My sons and I are from different worlds.
When I was young, I read books and watched television. There were some books that everyone (or so I thought) read, and some “events” on television that everyone (I believed) experienced. When I was very young, the film “The Wizard of Oz” was played on television every year. The memory serves me well as a place marker for a time I felt the country where I lived had a common culture, and a finite set of shared experiences that were essentially universal. It wasn’t literally true, of course, but at one point in my life, everyone I knew could sing along to, “If I Only Had A Brain.”
My sons don’t have any patience with the kind of hazy memory I hold related to the broadcasts of “Oz.” Too many times for me to count, I have described a partial bit of knowledge, and within a minute or two, my 13-year-old has found the missing pieces in a quick online search.
My sons don’t have any real sense of the kind of shared experiences I had as a child. When a new television series based on the Batman character premiered, I asked my 11-year-old to watch it with me. He said he would rather catch it later online. And when he does, he may watch it over and over — something that is perfectly natural for him to do, but to me seems an odd investment of time. Not only does it diminish the special quality of the unique event; it takes time away from the potential new experiences he is giving up.
The generational differences in the way we encounter information — and in this context I include experiences like listening to music and watching movies — are significant in framing the way we think about information. In fact, the reality that we go to the same source for mindless entertainment that we access for research for a term paper also frames the way we think about information.

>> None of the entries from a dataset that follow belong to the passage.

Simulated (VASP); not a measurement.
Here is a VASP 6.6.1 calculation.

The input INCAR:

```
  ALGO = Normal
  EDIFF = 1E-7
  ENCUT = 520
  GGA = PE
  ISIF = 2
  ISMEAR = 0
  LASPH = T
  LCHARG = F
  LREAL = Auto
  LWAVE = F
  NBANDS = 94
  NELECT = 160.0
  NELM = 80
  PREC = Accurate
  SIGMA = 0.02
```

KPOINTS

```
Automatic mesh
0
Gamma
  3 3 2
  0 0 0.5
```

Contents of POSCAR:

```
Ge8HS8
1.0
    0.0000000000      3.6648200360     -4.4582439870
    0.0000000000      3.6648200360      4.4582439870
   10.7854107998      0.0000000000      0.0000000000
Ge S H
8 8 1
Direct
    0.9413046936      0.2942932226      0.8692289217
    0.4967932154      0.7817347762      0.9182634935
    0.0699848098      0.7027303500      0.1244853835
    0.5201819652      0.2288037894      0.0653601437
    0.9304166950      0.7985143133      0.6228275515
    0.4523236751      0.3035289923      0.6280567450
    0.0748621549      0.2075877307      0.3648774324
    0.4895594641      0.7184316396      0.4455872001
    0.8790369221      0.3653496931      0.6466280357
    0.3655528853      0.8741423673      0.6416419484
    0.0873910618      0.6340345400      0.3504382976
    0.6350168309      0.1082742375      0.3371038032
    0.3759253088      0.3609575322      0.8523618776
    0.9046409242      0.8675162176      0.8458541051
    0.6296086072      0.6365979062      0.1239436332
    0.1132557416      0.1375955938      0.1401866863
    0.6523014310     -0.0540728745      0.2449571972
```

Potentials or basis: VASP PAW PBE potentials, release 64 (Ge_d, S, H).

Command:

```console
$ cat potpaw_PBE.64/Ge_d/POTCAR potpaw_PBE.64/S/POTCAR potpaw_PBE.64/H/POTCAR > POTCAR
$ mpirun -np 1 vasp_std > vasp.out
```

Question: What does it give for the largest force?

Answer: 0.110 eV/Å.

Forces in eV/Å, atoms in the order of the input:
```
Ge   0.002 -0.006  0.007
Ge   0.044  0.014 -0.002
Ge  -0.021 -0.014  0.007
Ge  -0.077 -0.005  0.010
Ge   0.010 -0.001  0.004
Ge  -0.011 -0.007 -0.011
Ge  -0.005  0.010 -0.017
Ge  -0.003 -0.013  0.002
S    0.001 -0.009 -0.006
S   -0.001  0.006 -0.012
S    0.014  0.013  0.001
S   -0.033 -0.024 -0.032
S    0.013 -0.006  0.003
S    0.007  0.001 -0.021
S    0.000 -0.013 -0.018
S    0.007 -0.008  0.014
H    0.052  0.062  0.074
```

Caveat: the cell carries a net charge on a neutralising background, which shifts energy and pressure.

Experiencing information is less precious if it is an experience we can have at will, on our own schedule, without raising our eyes from our tiny screens. When filling in the gaps is easy, there is less opportunity to reflect on why we need the information in the first place. There is some virtue, it seems to me, in having to work for it, and sometimes having to wait for it.
But I approach this from my own cultural context. Anyone born in this century, and probably also the last decade of the 20th century, is likely to be able to find information in great detail with casual and refined ease. It is less clear they will be able to use this information effectively.
Schools have a role in teaching about the nature of information, the ways to distinguish between information in terms of quality and reliability, and the ways to use information to reach original conclusions that have merit and significance. Schools should be operating in the same world as their students.